I think (1) is a fair objection but not because I’m bringing my “human estimations of the way God ought to behave” but because the Bible seems clear about what goodness, love, and compassion look like (e.g. Jesus! 1Cor 13:4-8, John 15:13), and that God is indeed Goodness (Psalm 119:68), Love (1John 4:8), and Compassion (Luke 6:36).

I don’t think much is gained discussing (2) because:

a) even if everyone deserves ECT, God is free to save everyone so that no one will experience it, OR
b) even if no one deserves ECT, without God saving each person, no one would be saved (Rom 9:16).

I’m uncertain about (3). While God may use some retributive punishment, I don’t think it’s something God needs as before Creation, He was eternally holy, just, etc. without it. Neither do we need an eternal demonstration of retribution “just so we won’t forget how bad sin is”. I’d also suggest retributive punishment isn’t as satisfactory for God (or us) as remedial correction. For example, if I steal your car, that I’m forced to give it back, would only be one small step towards repairing our relationship. I assume you’d also want to see that:

a) I had genuinely understood the betrayal and stress that I’d caused by stealing it.
b) I had genuinely asked for your forgiveness.
c) I had genuinely had a desire to “make things right”.
d) I had genuinely changed my ways so I never stole from anyone ever again.

If I did a, b, c, and d, you may even waive returning the car if, say, I’d written it off. I get the impression God desires genuine change of heart more than “eye-for-eye” legal retribution (Matt 15:8 and Kevin Miller’s article on punishment).

Such objections have indeed been long-standing and can invoke an emotional response that precludes certain readings of the text.
Denny Burk, page 18

I think the role emotions should, or shouldn’t, play in biblical interpretation is tricky… However, I agree that emotions shouldn’t be the sole consideration. I think we should acknowledge them and then investigate whether or not they are being informed by a misunderstanding. I think that is a better approach than kidding ourselves into thinking that we are being objective and totally unaffected by our emotions.

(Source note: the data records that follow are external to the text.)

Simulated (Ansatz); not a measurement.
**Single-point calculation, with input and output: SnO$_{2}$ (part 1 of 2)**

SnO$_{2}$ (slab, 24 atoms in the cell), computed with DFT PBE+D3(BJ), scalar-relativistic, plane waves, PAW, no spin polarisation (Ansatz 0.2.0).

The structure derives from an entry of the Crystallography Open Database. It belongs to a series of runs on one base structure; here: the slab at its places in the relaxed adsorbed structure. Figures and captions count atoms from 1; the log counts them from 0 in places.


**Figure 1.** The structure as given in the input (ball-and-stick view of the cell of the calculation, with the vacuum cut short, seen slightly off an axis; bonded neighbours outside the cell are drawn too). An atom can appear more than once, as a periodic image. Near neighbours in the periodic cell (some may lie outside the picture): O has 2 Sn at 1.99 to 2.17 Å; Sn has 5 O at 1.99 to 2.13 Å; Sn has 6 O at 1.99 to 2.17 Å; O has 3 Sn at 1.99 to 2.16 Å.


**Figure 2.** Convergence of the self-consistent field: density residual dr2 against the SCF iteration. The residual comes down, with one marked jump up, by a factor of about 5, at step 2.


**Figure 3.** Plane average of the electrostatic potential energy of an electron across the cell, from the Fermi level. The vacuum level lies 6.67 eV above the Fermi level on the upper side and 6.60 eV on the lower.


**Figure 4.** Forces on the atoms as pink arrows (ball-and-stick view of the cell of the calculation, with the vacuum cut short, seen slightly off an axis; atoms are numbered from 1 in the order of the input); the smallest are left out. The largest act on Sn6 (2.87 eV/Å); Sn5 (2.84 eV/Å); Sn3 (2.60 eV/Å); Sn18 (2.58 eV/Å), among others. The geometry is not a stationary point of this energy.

He gives some examples of the questions that ECT raises:

What kind of a God would preside over a place of eternal conscious torment? Can the loving God of the Bible possibly be responsible for punishing the unrepentant in this way?
Denny Burk, page 18

I think if one believes God is the Father of everyone3, this should also inform our discussion of these questions.

To challenge the one of the “theological presuppositions that often predispose readers against the traditional view”4, Burk now gives a parable to illustrate that:

[T]he seriousness of sin is not measured merely by the sin itself but by the value and worth of the one being sinned against.
Denny Burk, page 19

In the parable he compares the reaction to someone pulling the legs off an insect vs. someone pulling the legs off a baby. The action is the same, “pulling legs off”, but who the victim makes the former disturbing but latter absolutely horrific! He then rightly notes that God is infinitely more valuable, glorious and holy than us. However, because of this, he says:

Thus to sin against an infinitely glorious being is an infinitely heinous offense that is worthy of an infinitely heinous punishment.
Denny Burk, page 20

While the parable is coherent, I think it is a problematic for at least two reasons, which I think he almost gets to with these comments.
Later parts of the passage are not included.